If a police officer searches my home illegally and finds evidence of a crime there, the criminal law suppresses not only that evidence, but evidence derived from the search that was not itself found illegally. This doctrine is known as the “fruit of the poisonous tree.” The animating principle of the fruit of the poisonous tree doctrine is but-for causation: if you had not violated the law, you wouldn’t have found the evidence, and so you wouldn’t have followed whatever investigative path was triggered by the finding of that evidence. The newly discovered evidence – the fruit – is tainted by the poison of the illegal search.
Civil law also concerns itself with chains of causation, both in determining liability and in ordering relief. But civil does not apply the logic of the fruit of the poisonous tree to chase down every consequence of a wrong. Tort law, for example, requires proof not only of but-for causation but also that the defendant was a sufficiently proximate cause of the injury. Plaintiffs can recover for some (but not all) unforeseeable consequences. And while remedies law generally tries to return plaintiffs to their rightful position, compensating them for injuries and giving them what they could have expected to receive absent the wrong, it also limits both who can obtain compensation and the sort of thing for which they can be compensated.

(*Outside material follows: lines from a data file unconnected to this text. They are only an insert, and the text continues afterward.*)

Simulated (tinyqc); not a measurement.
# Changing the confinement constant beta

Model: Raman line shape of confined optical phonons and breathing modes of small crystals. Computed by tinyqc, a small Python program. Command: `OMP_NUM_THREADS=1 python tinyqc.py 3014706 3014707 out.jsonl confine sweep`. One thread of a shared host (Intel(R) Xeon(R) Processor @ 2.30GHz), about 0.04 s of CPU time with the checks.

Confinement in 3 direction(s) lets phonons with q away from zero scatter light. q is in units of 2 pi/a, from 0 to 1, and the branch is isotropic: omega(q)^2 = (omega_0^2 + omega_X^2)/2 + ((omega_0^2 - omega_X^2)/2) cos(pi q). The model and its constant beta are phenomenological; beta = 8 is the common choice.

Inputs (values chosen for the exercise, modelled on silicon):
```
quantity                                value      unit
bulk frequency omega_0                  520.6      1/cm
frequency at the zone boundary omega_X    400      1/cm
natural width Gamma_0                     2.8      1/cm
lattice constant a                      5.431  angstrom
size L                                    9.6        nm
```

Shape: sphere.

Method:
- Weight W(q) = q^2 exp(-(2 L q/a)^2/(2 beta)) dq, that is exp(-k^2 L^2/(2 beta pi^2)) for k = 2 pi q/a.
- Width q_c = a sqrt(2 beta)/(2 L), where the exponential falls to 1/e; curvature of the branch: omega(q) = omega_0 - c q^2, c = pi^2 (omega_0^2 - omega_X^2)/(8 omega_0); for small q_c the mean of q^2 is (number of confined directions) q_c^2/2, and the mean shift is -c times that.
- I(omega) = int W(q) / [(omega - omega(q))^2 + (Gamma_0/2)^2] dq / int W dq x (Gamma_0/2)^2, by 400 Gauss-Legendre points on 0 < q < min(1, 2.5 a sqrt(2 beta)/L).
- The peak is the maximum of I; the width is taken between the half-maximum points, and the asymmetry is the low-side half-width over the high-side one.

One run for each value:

Intellectual property (IP) regimes in particular struggle with causation issues in one important set of cases: defendants who infringe an in IP right in the course of making a product that does not itself infringe that right. Suppose, for instance, that I copy your song onto my laptop in order to make my own song that samples yours. Depending on how much I use, the final song I release may not infringe your copyright, but intermediate versions of my song might, as might the original copy. Or suppose I use a patented microscope without permission to make a scientific discovery that turns into a new drug. The drug doesn’t infringe the patent, which is, after all, on a microscope, not a chemical. But the act of research might infringe. Or I might steal your product to figure out how it works, not so that I can copy it but so I can make a one that works a different way. My final product doesn’t incorporate your secret, but I used my ill-gotten knowledge of your product to get there.
IP law is all over the map in dealing with such cases. Some IP regimes, like trade secret law, apply the fruit of the poisonous tree logic, allowing the plaintiff to recover not only for the profits the defendant made from secrets she actually stole and used but also for the profits of any product that resulted from the use of those secrets. It will also grant a “head-start” injunction against even non-infringing products. Copyright law, by contrast, does not permit a plaintiff either to obtain an injunction or to recover damages against non-infringing final products. Patent law is somewhere in between, refusing to enjoin non-infringing products but leaving the door open to reach-through royalty claims.
It is not clear that these differences reflect any considered judgment about when IP law should prevent or punish the making and sale of non-infringing products tainted by infringement in the process of creation. In this article, I offer a cohesive way to think about the fruit of the poisonous tree in IP law. Whether IP remedies should extend to tainted but non-infringing products should be a function of the mental state of the infringer, the likelihood that infringement will be detected, and the contribution made by the final, non-infringing product. Balancing those three factors won’t necessarily lead all IP regimes to treat the fruit of the poisonous tree in the same way. But it does both explain and suggest some needed reforms to the current legal rules.